The Building Act 1993 – Recommended Amendments & Suggestions for the “How to Fix the Building Act Seminar”
By Justin Cotton, Director, and Miro Djuric of Lovegrove & Cotton.
There is no doubt that the Victorian Building Act 1993 has served the construction profession with alacrity for around 15 years. However, like any fine tuned motor that has turned over the miles, the experiences along the highway are only now beginning to sound like a clarion that some change is required before too long. This may amount to some important tinkering round the edges rather than a complete overhaul, but it is no less important. This will be for the benefit of the construction industry, even if it only creates greater certainty, and in some cases will serve the interests of justice in a significant way.
So the time is nigh and we are moving on with the business of identifying some key provisions of the Building Act that would benefit from some reform and further clarity.
Penalties for Misconduct
The Building Practitioner’s Board can hand out a maximum fine of around $12,000. The next highest censure is either the suspension of a practitioner’s registration or then cancellation. The Board should be afforded more ability to impose alternative “sentences” other than a fine on the one hand or suspension/cancellation on the other hand.
Alternative options include if the Board were to instead impose sentences geared toward further education and up skilling. This could assist in improving the skill levels in the industry generally. If one can improve the lowest common denominator then there will be macro benefit.
In NSW there is a greater range of possible sanctions or remedies that do not involve a financial penalty but may assist in reforming the practitioner. For instance the power to compel a course of training/education or to report on one’s professional practice to an auditor at regular intervals over a period of time.
There is now more flexibility in the Victorian Building Act, with the advent of subsection (ca) of section 179(2) that allows the imposition of a requirement to “complete a specified course of training”. This flexibility could be augmented by, for example, including a direction that the practitioner must report on one’s practice from time to time, or for a compulsory audit of one’s practice and procedures. Further, there could be a legislative specification to the effect that the Board’s first consideration when mulling over sentencing options is to increase the skill sets in the industry and to protect the public, rather than punishment of the practitioner.
BPB Inquiry Hearings
We would also recommend that every BPB panel presiding over an Inquiry hearing should contain at least one member from the legal fraternity, to minimise the chances of errors of law in decision making (and providing balance to avoid the prospects of appeals being brought).

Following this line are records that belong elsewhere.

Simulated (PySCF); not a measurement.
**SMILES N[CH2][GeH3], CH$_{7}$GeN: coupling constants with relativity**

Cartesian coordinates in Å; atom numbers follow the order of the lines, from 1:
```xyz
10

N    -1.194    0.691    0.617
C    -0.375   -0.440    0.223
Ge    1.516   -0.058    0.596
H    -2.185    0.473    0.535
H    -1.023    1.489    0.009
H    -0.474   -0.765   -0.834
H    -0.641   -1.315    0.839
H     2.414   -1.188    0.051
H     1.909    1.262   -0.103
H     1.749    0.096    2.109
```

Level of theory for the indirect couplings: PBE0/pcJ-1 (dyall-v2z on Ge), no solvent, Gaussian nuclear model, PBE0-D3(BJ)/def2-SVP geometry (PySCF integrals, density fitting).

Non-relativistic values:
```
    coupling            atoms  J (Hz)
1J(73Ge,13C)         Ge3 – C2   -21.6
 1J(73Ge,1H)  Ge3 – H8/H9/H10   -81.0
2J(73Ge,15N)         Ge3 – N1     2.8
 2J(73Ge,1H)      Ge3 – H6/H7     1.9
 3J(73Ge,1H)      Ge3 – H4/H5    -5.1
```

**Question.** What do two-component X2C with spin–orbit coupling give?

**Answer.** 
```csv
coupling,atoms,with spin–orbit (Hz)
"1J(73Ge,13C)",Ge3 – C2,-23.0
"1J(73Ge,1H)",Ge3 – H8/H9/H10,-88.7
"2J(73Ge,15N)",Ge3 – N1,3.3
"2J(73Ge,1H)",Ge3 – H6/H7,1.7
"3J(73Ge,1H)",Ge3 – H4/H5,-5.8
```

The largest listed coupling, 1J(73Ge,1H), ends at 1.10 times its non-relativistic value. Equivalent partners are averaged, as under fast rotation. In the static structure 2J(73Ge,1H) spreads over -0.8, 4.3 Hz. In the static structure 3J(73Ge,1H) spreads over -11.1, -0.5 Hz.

Appeals from the Building Practitioners Board (BPB)
Building Practitioners currently can appeal adverse BPB findings to the Building Appeals Board (BAB). The BAB primarily deals with building regulatory and technical matters. As a practitioner’s livelihood is at stake, it would be better if occupational licensing appeals went to a judicial body. Professor Kim Lovegrove was engaged by the NSW government in the late 1990s on a consultancy to advise on the establishment of private certification and practitioner registration regimes. He recommended that appeals of this persuasion be referred to a judicial body and as it transpired this became the Administrative Decisions Tribunal (the ADT) presided over by Justice O’Connor.
It is considered that, mindful of the gravity attaching to livelihood censures and the balancing of public policy imperatives, that judicial appointees in an appeal setting are better positioned to be arbiters of decisions that affect a practitioner’s livelihood. In NSW the Building Professionals Board retains the right to hand down misconduct determinations and penalties for building practitioners, but the relevant list at the ADT is equipped to deal with reviews (including as to the facts) from such determinations and has the expertise to decide such reviews. This lends an added perception and reality of independence in the decision making process.
The definition of “unprofessional conduct” under the Building Act has proved to be a cumbersome definition for advocates to work with. It is considered that there needs to be a clear demarcation between minor and major misconduct offences. This would be in keeping with more traditional models of misconduct jurisdictions and lends itself to more balanced decision making.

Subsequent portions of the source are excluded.